Thursday, March 05, 2026

Chicanonautica: The Surrealistic Burrito Western of My Dreams

 by Ernest Hogan





Once again, I’m waiting . . . for Codex II of Xicanxfuturism to come out . . . for the other shoe to drop on the world-transmogrifying moment of history we’re living through . . . for news about the precarious state of the publishing industry . . .


So, I do what I usually do, let my monstrous imagination wander, feed it the weirdness I see, let things happen.



Often I end up getting flashes of the Surrealistic Spaghetti Western of My Dreams, that I’ve decided to start calling the Surrealistic Burrito Western of My Dreams. It’s a better name for something growing in a Chicano brain. A collection of stuff wrapped in the tortilla of my twisted worldview.

 


They come from living in Aztlán, looking through the veneer of corporate Americana into the forgotten history and the witch’s brew of battling mythologies and my imagination. The word decolonized doesn’t seem to be strong enough.

 


The fact that it all gets more post-apocalyptic, alternate universe-y, and surrealistic (I overuse the word, but it’ll do it until somebody comes up with a better one) every day makes it more intense.




Though I grew up watching the likes of the Lone Ranger and Roy Rogers, my favorite western is El Topo, so it ain’t gonna be no Johns Ford and Wayne kinda thing.



I mostly see things, take a picture—thank Tezcatlipoca for the camera phone— and imagine . . . mostly images, occasional fragments of scenarios like those wacko dreams that I can’t even begin to describe.



I’ve mentioned them to my wife and joked about writing a screenplay. (So many things in my life start as jokes!) But I can’t come up with a plot or characters (yet). Just imagery that amuses me no end.



Maybe if I added some elements of my Irish/New Mexican family history with my ancestors riding in a posse after and testifying against Billy the Kid, giving Pancho Villa a curandero cure, working in a Mexican circus. 


Like most Chicano families, our history is undocumented, mostly legend, full of holes that can be filled with glorious delirium.




Probably it will have to be more multiversal or surrealistic than post-apocalyptic. Time, space, realities . . .



Maybe it should be a novel, but only if I can make it so outrageous that no one dares call it magic realism.




Or maybe I should have the screenplay be nothing but opening scenes . . .



Fade in: The sun rises over a desert making twisted and decaying cacti into a tangle of bizarre silhouettes. The wind whistles. A flaming tumbleweed rolls past a Mayan pyramid in front of jagged mountains under psychedelic clouds. The camera pans to a close-up of the head of a person buried up to their neck. Ants swarm over it, feasting on the flesh. Bare skull shows in places. A dirigible painted like a feathered serpent passes by overhead. Cowboy boots decorated with art nouveau circuit patterns move in on either side of the screen. A stream of urine hits the head. The ants are undisturbed. The remaining eye opens. Cue Pepe Guízar’s Guadalajara, LOUD!

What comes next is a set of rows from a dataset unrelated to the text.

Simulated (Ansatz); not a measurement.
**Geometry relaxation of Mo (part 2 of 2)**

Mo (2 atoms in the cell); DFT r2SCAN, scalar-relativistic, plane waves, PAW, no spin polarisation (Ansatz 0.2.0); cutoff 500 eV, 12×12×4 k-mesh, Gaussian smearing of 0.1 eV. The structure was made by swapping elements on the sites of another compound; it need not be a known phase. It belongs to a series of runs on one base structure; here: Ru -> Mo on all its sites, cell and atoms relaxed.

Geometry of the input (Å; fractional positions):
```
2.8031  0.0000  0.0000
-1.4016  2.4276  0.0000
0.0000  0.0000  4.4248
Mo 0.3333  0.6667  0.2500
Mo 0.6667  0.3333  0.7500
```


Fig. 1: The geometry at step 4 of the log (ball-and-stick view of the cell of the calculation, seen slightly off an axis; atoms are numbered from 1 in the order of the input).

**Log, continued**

Ernest Hogan has been using radio.garden to listen to stations from parts of Mexico where Americans are told not to go. On one he heard songs with lyrics including “maquina del tiempo” and “no puedo teleporte.” Meanwhile, buy Codex I of Xicanxfuturism!


Thursday, December 11, 2025

Chicanonautica: 2025: A Road Odyssey: Impressions of NorCal


by Ernest Hogan



In the Quality Inn in Tulane, California, I woke up from a dream where a secret society gave me an award for Cortez on Jupiter. Wondering what it meant, I made my way to the breakfast room that was full of Indigenous-looking, Spanish-speaking construction workers. Is California being reconstructed, too?


After a while a few Euro tourists showed up. Maybe they were Scandinavian. I couldn’t understand a word they said.



Being a born in East L.A., a SoCal guy, NorCal has always been strange. The cooler weather and different cultural mix throw me.



A cluster of Tikis that seem to want to become totem poles in this climate,



a dead pizza joint waiting to be studied by the archeologists of the future,



painted metal monsters—the farm business being hijacked by whimsy.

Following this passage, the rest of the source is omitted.